This \x00FF\x00F4\x00FF\x00FD\x00FF string is unexpected to me.  Did that
happen when you tried to connect from emacs?  Restarting emacs is probably a
good idea to rule out any issue with its state.


> decode-message
> close-connection: Not an integer string: "*featu" ...
> ;; Event history end.
> ;; Backtrace:
> 0: (NIL #<Unknown Arguments>)
> 1: (NIL #<Unknown Arguments>)
> 2: (SLYNK-BACKEND:CALL-WITH-DEBUGGING-ENVIRONMENT #<Compiled-function
> (:INTERNAL SLYNK::SAFE-BACKTRACE) (Non-Global)  #x302000A0BFFF>)
> 3: (SLYNK::SAFE-BACKTRACE)
> 4: (SLYNK::SIGNAL-SLYNK-ERROR #<CCL::PARSE-INTEGER-NOT-INTEGER-STRING
> #x302000C1F32D> NIL)
> 5: (SIGNAL #<CCL::PARSE-INTEGER-NOT-INTEGER-STRING #x302000C1F32D>)
> 6: (CCL::%ERROR #<CCL::PARSE-INTEGER-NOT-INTEGER-STRING
> #x302000C1F32D> (:STRING "*featu") 5975725205395)
> 7: (PARSE-INTEGER "*featu" :START 0 :END 6 :RADIX 16 :JUNK-ALLOWED NIL)
> 8: (SLYNK-RPC:READ-PACKET #<BASIC-TCP-STREAM ISO-8859-1 (SOCKET/4)
> #x302000BDFD9D>)
> 9: (SLYNK-RPC:READ-MESSAGE #<BASIC-TCP-STREAM ISO-8859-1 (SOCKET/4)
> #x302000BDFD9D> #<Package "SLYNK-IO-PACKAGE">)
> 10: (SLYNK::DECODE-MESSAGE #<BASIC-TCP-STREAM ISO-8859-1 (SOCKET/4)
> #x302000BDFD9D>)
> 11: (SLYNK::READ-LOOP #<MULTITHREADED-CONNECTION #x302000BDEFCD>)
> 12: (CCL::RUN-PROCESS-INITIAL-FORM #<PROCESS reader-thread(9) [Active]
> #x302000BFEFBD> (#<COMPILED-LEXICAL-CLOSURE (:INTERNAL
> CCL::%PROCESS-RUN-FUNCTION) #x302000BFED2F>))
> 13: ((:INTERNAL (CCL::%PROCESS-PRESET-INTERNAL (PROCESS))) #<PROCESS
> reader-thread(9) [Active] #x302000BFEFBD> (#<COMPILED-LEXICAL-CLOSURE
> (:INTERNAL CCL::%PROCESS-RUN-FUNCTION) #x302000BFED2F>))
> 14: ((:INTERNAL CCL::THREAD-MAKE-STARTUP-FUNCTION))
> ;; Connection to Emacs lost. [
> ;;  condition: Not an integer string: "*featu"
> ;;  type: CCL::PARSE-INTEGER-NOT-INTEGER-STRING
> ;;  style: :SPAWN]

This is working as expected -- the slynk/swank server is not a REPL so you
can't just send *features* to it.

__Martin

Apologies for the long silence on this topic - I had other pressing matters to deal with. I still cannot connect to the swank server from Emacs. 
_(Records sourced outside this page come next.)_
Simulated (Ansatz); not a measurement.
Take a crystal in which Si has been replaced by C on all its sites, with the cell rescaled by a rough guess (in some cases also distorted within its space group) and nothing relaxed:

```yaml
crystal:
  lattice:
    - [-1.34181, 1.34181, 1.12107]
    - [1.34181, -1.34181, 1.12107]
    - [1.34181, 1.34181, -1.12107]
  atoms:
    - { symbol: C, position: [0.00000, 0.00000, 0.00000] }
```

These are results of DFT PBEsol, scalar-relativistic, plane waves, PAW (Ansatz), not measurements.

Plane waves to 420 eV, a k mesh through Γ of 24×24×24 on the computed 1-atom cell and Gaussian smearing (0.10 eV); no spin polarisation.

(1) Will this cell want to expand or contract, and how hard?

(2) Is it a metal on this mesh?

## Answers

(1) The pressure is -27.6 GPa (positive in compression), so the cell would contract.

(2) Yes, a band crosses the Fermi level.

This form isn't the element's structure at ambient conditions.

To summarize: Based on my tests (which are detailed below), I can connect to the swank server as tested via telnet. But emacs is still failing to connect to swank. I did some debugging and identified that make-network-process is timing out. 

I will start another thread on the topic of figuring out why make-network-process is timing out.

Martin, many thanks for helping me out so far.

Here is my test procedure:

1 Establish tunnel

> ssh -v -L4005:127.0.0.1:4005 mirko@hal9000

2 Start Swank server

[mirko@laptop] > ssh mirko@hal9000
[mirko@hal9000 .roswell]$ ros -L ccl-bin run --load start-slynk-server.lisp

 Added SLYNK path to ASDF:*CENTRAL-REGISTRY*
SLYNK's ASDF loader finished.
 Loaded ASDF system
;; Slynk started at port: 4005.

 Created SLYNK server on port 4005
 Set *USE-DEDICATED-OUTPUT-STREAM* to NIL
Clozure Common Lisp Version 1.11.5/v1.11.5  (LinuxX8664)

For more information about CCL, please see http://ccl.clozure.com.

CCL is free software.  It is distributed under the terms of the Apache
Licence, Version 2.0.
?

3 Test laptop is listening on port 4005 with Telnet

> telnet localhost 4005
Trying ::1...
Connected to localhost.
Escape character is '^]'.

4 Test tunnel to lisp

Typing stuff into telnet session

"foo"
Connection closed by foreign host.

makes CCL react. In this case it drops into debugger because of invalid input (I do not know what is valid input):

?
"; slynk:close-connection: Not an integer string: "\"foo\"
;; closing 0 channels
;; closing 0 listeners
;; Event history start:
... 

5 Try slime-connect
slime-connect times out

Created: 2020-04-18 Sat 19:41